As to the scriptures, “There is a time for everything” Ecc 3:1. In the Orthodox and Catholic Churches there are seasons set for fasting. One of these seasons is the Great fast, Lent, known as “Abi Xom” in Tigrinya.
Literally fasting is abstaining from food (eating and drinking) as a religious duty that is required of all believers.
During Lent, the Church is open every day, for longer periods (4 am-22:30pm) with service held at noon. Followers fast during the 55-day Lenten period. No dairy products, meat, fish or eggs are eaten. Much of what is practised in the Orthodox or Catholic Churches today has been in practice for hundreds of years and is based on passages found in the Bible.
Fasting is an act of sacrifice, which means an act of self-denial and humiliation under the hands of God. It is denying comfort to our flesh, but feeding strength to our spiritual personality. As St. John Chrysostom put it, “fasting implies not only abstinence from food, but from sins. The fast, he insists, should be kept not by the mouth alone but also by the eye, the ear, the feet, the hands and all the members of the body: the eye must abstain from impure sights, the ear from malicious gossip, the hands from acts of injustice.” Like all our faithful fathers and mothers we do also fast to ask God for the safe journey of our Christian faith.
Days leading up to Easter, rituals start with Hossanna (Palm Sunday). It is one of the most important days in the Christian calendar and marks the beginning of the Holy Week, immediately preceding the week of events leading up to Good Friday and Easter. Palm Sunday derives its name simply from the palm branches that were waived by the crowds of people and strewn in the path of Jesus as he entered Jerusalem for the Passover riding on a donkey. They shouted: ‘Hosanna!’ (Liberate us) believing that Jesus was the Messiah coming to free them from Roman oppression. As a symbol of their faith and devotion, many Christians keep the palm crosses which are distributed during Palm Sunday service and hang them in their houses through the year.
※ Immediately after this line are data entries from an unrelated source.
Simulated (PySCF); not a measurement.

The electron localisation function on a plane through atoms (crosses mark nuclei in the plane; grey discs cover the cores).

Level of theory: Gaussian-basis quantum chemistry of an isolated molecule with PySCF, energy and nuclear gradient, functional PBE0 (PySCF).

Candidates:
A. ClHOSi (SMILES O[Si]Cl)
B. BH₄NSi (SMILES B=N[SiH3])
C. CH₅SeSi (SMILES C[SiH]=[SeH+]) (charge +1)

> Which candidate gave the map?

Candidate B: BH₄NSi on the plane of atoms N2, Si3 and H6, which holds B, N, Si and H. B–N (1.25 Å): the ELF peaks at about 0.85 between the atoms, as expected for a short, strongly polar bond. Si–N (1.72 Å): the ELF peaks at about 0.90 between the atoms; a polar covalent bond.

On Palm Sunday, people in Eritrea are accustomed to crafting rings from palm leaves. In many churches and other parts of the world congregations twist palms into the shape of a cross to commemorate the day, or use other branches if palms are not easily accessible. In some parts of Europe, churchyards are strewn with branches and flowers. The holiday is often celebrated with a procession. Palm Sunday signifies the beginning of the last week of Lent — and the beginning of the Holy Week.
And then there is H’mamat (Passion or the Suffering of Jesus Christ from the Last Supper until his Crucifixion). Many people abstain from worldly things like dancing and booze. The days after Hosanna are a bit gloomy.
However, Hamus Tsgbo (Maundy Thursday) seems to brighten things up a little bit. Maundy Thursday is the Thursday before Easter, believed to be the day Jesus celebrated his final Passover with His disciples. Most notably, that Passover meal was when Jesus washed the feet of His disciples in an extraordinary display of humility. He then commanded them to do the same for each other. In Eritrea, Maudy Thursday is traditionally celebrated by eating boiled legumes, which are given to children and adults alike. One can eat as much as one likes.
Then comes Arbi Siklet (Good Friday). Some people wear the Christ’s thorn or Spina Christ, a spreading shrub of the GABA, around their head. People go to church and repeat Kyrie Elision until 4 or 5 in the afternoon. Good Friday is observed as a strict fast, and Christians are expected to abstain from all food and drink the entire day.
In Eritrea, when Church services are over, mostly at six or seven in the afternoon, people go home and gather as a family to break the fast together. After eating, the whole family has coffee while the little ones drink tea or juice.